Barbara Hepworth: Sculpture for the Modern World review – designed to diminish

Tate Britain, London
Cramped, bereft of natural light and undermined by rivals, Hepworth suffers from the Tate’s bid to reposition her as an international giant

The art of Barbara Hepworth (1903-75) needs no introduction – or so you might think. Standing stones, carved totems, hollows, holes and polished eggs, white marble ovoids, their scooped-out interiors sometimes strung like musical instruments: these are so ubiquitous as to be almost a cliche of modernist sculpture.

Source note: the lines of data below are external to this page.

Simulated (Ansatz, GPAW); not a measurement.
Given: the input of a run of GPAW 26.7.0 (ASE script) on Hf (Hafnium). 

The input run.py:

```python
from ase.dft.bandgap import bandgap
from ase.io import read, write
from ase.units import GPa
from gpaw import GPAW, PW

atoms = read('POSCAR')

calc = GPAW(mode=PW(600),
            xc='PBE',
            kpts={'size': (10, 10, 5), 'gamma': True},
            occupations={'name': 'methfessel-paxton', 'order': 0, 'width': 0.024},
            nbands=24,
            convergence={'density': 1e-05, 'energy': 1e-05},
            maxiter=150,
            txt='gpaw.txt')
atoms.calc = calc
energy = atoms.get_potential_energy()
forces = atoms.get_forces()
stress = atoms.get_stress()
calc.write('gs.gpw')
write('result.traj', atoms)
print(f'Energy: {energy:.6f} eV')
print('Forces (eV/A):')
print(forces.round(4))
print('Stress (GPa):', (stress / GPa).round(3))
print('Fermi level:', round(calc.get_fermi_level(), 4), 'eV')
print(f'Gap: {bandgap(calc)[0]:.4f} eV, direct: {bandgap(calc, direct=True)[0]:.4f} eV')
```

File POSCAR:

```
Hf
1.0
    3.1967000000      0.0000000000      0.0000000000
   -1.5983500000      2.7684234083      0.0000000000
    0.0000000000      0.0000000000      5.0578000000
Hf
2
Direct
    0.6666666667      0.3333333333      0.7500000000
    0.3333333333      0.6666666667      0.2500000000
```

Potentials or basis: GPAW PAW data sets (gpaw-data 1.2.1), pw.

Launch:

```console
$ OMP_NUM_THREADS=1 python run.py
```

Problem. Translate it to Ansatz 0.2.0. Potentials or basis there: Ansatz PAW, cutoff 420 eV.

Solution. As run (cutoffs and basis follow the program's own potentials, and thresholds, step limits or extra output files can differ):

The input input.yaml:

Single Form, the gargantuan monolith with its circular sight-hole that stands outside the UN headquarters in New York, is probably the most televised sculpture in the world. Yet the curators at Tate Britain seem to believe that Hepworth is undersold, not least as an international figure. Odder still is the show they have organised – cramped, frustrating, weirdly selected and badly displayed, as if deliberately designed to diminish her.

The first gallery is a Penelope Curtis special. The outgoing director of Tate Britain and co-curator of this show is a passionate promoter of the lesser-known sculptors of British modernism. In the first gallery Penelope Curtis has taken the bold step of creating what amounts to a condensed museum of their work. This is an excellent opportunity to make the acquaintance of the graceful stone figures of Ursula Edgcumbe, for instance – lithe, incised, full of personality – but it doesn’t do much to help the Hepworth cause.

For one thing her works are heavily alarmed or locked away in glass cases so that you can’t touch them, as Hepworth strongly urged. For another, it demonstrates that she was by no means the only artist carving in onyx, ironstone and marble in the late 1920s – and by no means the best. She looks less like a pioneer than a disciple of almost everyone around her, from her first husband, John Skeaping, to her contemporary Henry Moore. This surely cannot have been the intention.

Like so many of her British peers, what is more, Hepworth’s early modernism is always looking overseas. Her squat stone carvings recall the aesthetics of Picasso. Musician, 1929-30, is a blockish nude with massive Picassoesque hands and a cello like a huge hunk of cheddar. Two Forms – a pair of smooth marble eggs positioned so that they appear to be in close communication – so resembles Brancusi’s polished ovoids as to be, let us say, closely related.

And even later on, the strung sculptures have their forebears too. Sculpture with Colour (Oval Form) Pale Blue and Red, from 1943, has its hints of sea and sky in the fresh blue interior and an inner web of strings, radial as spokes, to some people suggestive of music. Hepworth’s friend, the Russian constructivist Naum Gabo made stringed forms long before she did; which may be why she was at pains to explain that hers were personal evocations of “the tension I felt between myself and the sea, the wind or the hills”.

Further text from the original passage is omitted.